Equity Market Volatility Picks Up
February 8, 2018
It’s been another difficult day for equities. Today’s session started fine enough, with gains of 1.0% in India, 0.5% in South Korea where the Winter Olympics are getting under way, and 0.4% in Hong Kong. These up-moves balanced declines of 0.4% in Japan and 1.4% in China where a considerably smaller trade surplus for January was reported. After the Bank of England released a more hawkish statement than expected, implying 3, not 2, rate hikes ahead and sooner than thought previously, trading in Europe went south, with drops so far of 1.4% in Germany and italy, 1.0% in France and 0.8% in Great Britain. The DOW fell at the open.
10-year sovereign debt yields have risen 10 basis points in the U.K., 6 basis points in Germany and 4 bps in the United States. Gold and oil have slipped 0.3% and 0.6% today.
Several central banks spoke publicly overnight. Bank of Japan Board member Suzuki warned that policy stimulus might need to be reined in if it becomes apparent that its costs exceed its benefits, but that point is not yet at hand. ECB Governing Council member Praet is not overly concerned about financial market volatility but said rising inflation might not be a sufficient condition to end monetary support because doing so prematurely could endanger inflation’s return to target. Dallas Fed President Kaplan and San Francisco Fed President Williams aren’t worried about volatile financial markets.
The’s dollar’s most significant move of the day has been a 1.0% drop against sterling. The U.S. currency is also down 0.3% versus the Swiss franc and 0.1% relative to the yen and euro but has advanced 0.7% against the yuan, 0.3% vis-a-vis the peso and Australian dollar and 0.1% versus the kiwi.

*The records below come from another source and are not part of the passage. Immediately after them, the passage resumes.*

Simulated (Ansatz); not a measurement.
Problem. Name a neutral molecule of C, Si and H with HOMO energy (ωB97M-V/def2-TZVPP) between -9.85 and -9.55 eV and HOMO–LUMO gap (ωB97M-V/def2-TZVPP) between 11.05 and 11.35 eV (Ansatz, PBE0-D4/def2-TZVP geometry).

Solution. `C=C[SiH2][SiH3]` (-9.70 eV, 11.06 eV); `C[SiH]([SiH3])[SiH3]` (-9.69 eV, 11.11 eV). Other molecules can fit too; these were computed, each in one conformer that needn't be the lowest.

China’s trade surplus plunged to $20.34 billion in January from $54.69 billion in December. Exports (36.9%) and imports (30.2%) were much greater than in January 2017 due to distortions related to the Lunar New Year happening later this year than last.
Japan’s current account surplus of JPY 797 billion in December was 28.5% smaller than a year earlier, reflecting a 14.6% on-year rise in merchandise imports versus an 8.8% increase in exports. The full-2017 surplus of JPY 21.87 trillion was somewhat greater than that of JPY 20.34 trillion in 2016.
Likewise, Germany recorded similar current account surpluses in 2017 of EUR 257.1 billion and 2016 of EUR 259.3 billion. Germany’s merchandise trade surplus on a seasonally adjusted basis was EUR 21.5 billion in December versus monthly averages of EUR 20.4 billion in 2017 and EUR 20.7 billion in 2016.
Japan’s economy watchers index unexpectedly dropped 4.0 points to an 8-month low of 49.9 in January. Japanese bank lending was 2.4% higher in January than a year earlier. There were 4.95% more bankruptcies than in January 2016.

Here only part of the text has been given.